Holmarc Opto NSE SME IPO review (May apply)
• HOL is engaged in the manufacturing of a variety of scientific and engineering instruments.
• It has posted steady growth in financial performance for the last three fiscals.
• Based on FY23 earnings, the issue appears reasonably priced.
• It is in the highly competitive and fragmented segment.
• Well-informed investors may park funds for medium to long-term rewards.
ABOUT COMPANY:
Holmarc Opto-mechatronics Ltd. (HOL) is engaged in the manufacturing of a variety of scientific and engineering instruments for research, industry and education i.e. Imaging Instruments, Measuring Instruments, Spectroscopy, Analytical Instruments, Lab Instruments, Physics Lab Instruments, Breadboard/Table Tops, Opto-mechanics, Optics, Linear & Rotation Stages, Motorized Linear & Rotation Stages, Industrial Automation etc.

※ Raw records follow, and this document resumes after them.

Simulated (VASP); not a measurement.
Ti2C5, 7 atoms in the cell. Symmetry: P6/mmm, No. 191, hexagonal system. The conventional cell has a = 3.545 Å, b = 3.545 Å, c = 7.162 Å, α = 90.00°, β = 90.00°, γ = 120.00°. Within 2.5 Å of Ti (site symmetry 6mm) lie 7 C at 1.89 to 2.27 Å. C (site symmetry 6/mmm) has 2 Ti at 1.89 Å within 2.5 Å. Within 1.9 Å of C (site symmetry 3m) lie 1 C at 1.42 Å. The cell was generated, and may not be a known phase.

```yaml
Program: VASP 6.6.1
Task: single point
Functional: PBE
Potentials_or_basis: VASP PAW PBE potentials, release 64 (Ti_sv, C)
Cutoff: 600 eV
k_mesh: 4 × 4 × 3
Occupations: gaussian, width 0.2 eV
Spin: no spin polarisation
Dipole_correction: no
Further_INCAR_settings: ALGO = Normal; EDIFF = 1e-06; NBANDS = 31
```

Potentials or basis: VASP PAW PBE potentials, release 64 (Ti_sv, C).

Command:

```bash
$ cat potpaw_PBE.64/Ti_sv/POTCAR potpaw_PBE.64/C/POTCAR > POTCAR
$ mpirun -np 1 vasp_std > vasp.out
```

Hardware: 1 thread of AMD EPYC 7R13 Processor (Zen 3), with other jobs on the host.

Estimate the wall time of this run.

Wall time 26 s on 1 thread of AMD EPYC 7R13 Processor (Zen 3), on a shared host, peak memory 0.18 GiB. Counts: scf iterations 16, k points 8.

Its manufacturing facility is equipped with the latest machinery, equipment and instruments which are capable of manufacturing diverse products. With state-of-the-art machines, equipment and instruments, Holmarc’s technicians and engineers bring out quality products, each distinct and best in its kind. All its departments, be it optics design, optics manufacturing, mechanics design, electronics R&D or software development are manned by experienced professionals in the respective disciplines. Holmarc is unique in its approach to providing after-sales service.
It gives maintenance and modification support for all products as long as the customer needs it irrespective of warranty or year of purchase. HOL is an ISO 9001:2015 certified company for designing, developing and manufacturing scientific instruments and devices for Industries, Research and Educational Institutes.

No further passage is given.